PoliticalNews.me - May 09,2012 - Remarks at Innovation Partnerships Event
Remarks
Hillary Rodham Clinton
Secretary of State
Indian Minister of Science and Technology Vilasrao Deshmukh
Taj Palace Hotel
New Delhi, India
MINISTER DESHMUKH: Good morning. Honorable Secretary of State and ladies and gentlemen, let me exchange a warm welcome to Secretary Clinton, for I have the first public engagement here in Delhi. I’m glad that this engagement is in the areas of science and innovation, which is our common priority. In fact, Madam Secretary, I was planning to visit U.S.A. today. (Laughter.) In view of our common interest in a joint innovation program and your visit to Delhi, I also rescheduled my plans and created this time space. Together – (applause) – we have witnessed just now a wonderful display of technology innovation. We have interacted with the powerful minds of some innovators. I’m fully convinced that our bilateral cooperation in the innovation space enjoys a bright future.

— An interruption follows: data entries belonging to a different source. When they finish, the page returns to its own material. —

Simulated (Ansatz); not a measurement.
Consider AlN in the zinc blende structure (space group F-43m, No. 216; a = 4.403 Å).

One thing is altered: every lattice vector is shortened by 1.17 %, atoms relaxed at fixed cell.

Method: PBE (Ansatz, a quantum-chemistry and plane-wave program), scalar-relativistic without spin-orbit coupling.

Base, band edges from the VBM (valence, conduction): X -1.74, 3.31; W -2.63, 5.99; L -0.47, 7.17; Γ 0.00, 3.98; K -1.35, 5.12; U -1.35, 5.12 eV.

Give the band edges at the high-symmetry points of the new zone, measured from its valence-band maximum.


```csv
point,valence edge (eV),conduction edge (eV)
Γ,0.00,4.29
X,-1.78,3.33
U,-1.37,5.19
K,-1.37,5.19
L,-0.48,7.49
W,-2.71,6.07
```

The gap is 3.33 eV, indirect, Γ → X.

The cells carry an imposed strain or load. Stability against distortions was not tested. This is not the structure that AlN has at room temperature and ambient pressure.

Strategic partnership between the two countries is – high technology areas has been flagged of by Prime Minister Dr. Manmohan Singh and President Obama. This has opened a new chapter in our cooperation. The visit of President Clinton in 2000 to India was a defining moment in our science and technology cooperation agenda. Secretary Clinton, we recall with fondness that the bi-national Indo-U.S. Science and Technology Forum was founded during the visit of your husband as President. You might like to convey that the forum he seeded has grown into a full fruit-yielding tree. It is the forum which has catalyzed several of the major joint initiatives we are witnessing today.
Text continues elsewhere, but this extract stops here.